Monday, November 9, 2015

Homily: Nov 9 2015 - Dedication of St. John Lateran - Beautiful churches for beautiful souls



Today we celebrate the dedication of what the Christianity calls “the mother and head of all the churches in Rome and around the world.” After Christianity was legalized in 313, St. John Lateran was the domicile of the Pope for a 1000 years--the place from which he taught and guided the Church for a millennia. November 9 is the date that John Lateran was dedicated in the year 324. 

Now, there is no Saint named Saint John Lateran, of course. The title Lateran, is not the last name of a Saint, but a geographical location.  The whole area where the basilica was built was owned by a Roman Senator, Flavius Lateranus.  And so, the full name of St. John Lateran Basilica is the Archbasilica of the Most Holy Savior and Saints John the Baptist and the Evangelist in the Lateran. Now you know why we abbreviate the name.

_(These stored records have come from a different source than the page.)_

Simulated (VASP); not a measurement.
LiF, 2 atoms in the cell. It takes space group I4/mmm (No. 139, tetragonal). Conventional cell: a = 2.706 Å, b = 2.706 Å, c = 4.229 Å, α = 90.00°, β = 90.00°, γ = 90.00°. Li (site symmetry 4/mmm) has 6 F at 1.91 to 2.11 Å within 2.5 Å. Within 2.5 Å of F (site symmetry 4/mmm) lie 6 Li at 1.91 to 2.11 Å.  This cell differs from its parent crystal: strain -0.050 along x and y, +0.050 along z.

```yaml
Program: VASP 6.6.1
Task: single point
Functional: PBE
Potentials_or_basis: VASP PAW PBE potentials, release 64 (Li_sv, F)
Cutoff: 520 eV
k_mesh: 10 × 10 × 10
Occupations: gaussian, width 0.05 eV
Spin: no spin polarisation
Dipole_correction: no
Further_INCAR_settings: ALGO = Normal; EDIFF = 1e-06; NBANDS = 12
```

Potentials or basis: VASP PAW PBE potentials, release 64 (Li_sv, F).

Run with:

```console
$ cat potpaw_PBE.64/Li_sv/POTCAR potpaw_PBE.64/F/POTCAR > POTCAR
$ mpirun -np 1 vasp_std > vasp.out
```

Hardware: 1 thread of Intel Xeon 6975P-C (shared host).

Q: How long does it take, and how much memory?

Today, we recall the importance of the Pope in Christianity, for St. John Lateran is the Cathedral of Rome, the place of the Pope’s Cathedra, his seat of authority.  But we also mark the importance of dedicating Church buildings to God, of having sacred buildings, sacred places where the Church comes together to worship.

Priests get phone calls fairly often now from young couples wanting to have their weddings celebrated on a beach.  I got a call recently from a couple wanting their wedding at a farm.  We’ve lost the sense of the sacred, and the idea of sacred space.  And for many young Catholics who never step foot in a church, then I guess a beach or a farm would be more sacred than a church building.

And it’s not entirely their fault. After Vatican II there seems to have been a rash of ugly, uninspiring churches built, churches which don’t look like churches.  Even though Vatican II called for “noble beauty” in Church architecture, the prevailing modernist impulse is to de-sacralize everything, 
including church architecture.  Modernists claim we should treat nothing as holy because they say everything is holy.  We shouldn’t have to go to Church because God is everywhere. But this idea is totally foreign to Catholicism.  From day one, Christians have gathered together in sacred spaces for the celebration of the Sacraments.

And as we can, we are to make them noble and beautiful. A church should be beautiful, and should look like a church from the outside, that it may inspire and draw people from the world encounter God who transcends the ugliness of the world. And a church should be beautiful, and look like a church on the inside, that it may inspire and express the honor we owe to God in everything we do.
So we dedicate our church buildings to God, we adorn them with gold vessels, ornate vestments, and beautiful art, we set them apart as sanctuaries, as places where we encounter the holy, the divine.   For, if we don’t dedicate some things to God, we will end up not dedicating anything to God.  We dedicate church buildings, set them aside, adorn them with beauty, that we may be dedicated, consecrated, and adorned with virtue.

If you’ve never had the chance to visit Rome and the timeless basilicas there, I will be leading a pilgrimage there this May, please consider joining me, as we make pilgrimage to the holy places.  If you have access to the internet, you can also take a virtue tour of St. John Lateran and some of the holy places.

In the Gospel today, we hear of Jesus driving out the ugliness of sin and evil from God’s temple. May the devout celebration of this feast drive out the ugliness and sin which sometimes makes their way into our lives. May the celebration of the dedication of the mother Church reminds us of the beauty and harmony with which we are to live as Catholics, in intimate communion with Jesus, coming together in holy places to listen to the Word of God and to be nourished by the Body and Blood of Christ, that we may be built up into a pleasing temple to God for the glory of God and the salvation of souls.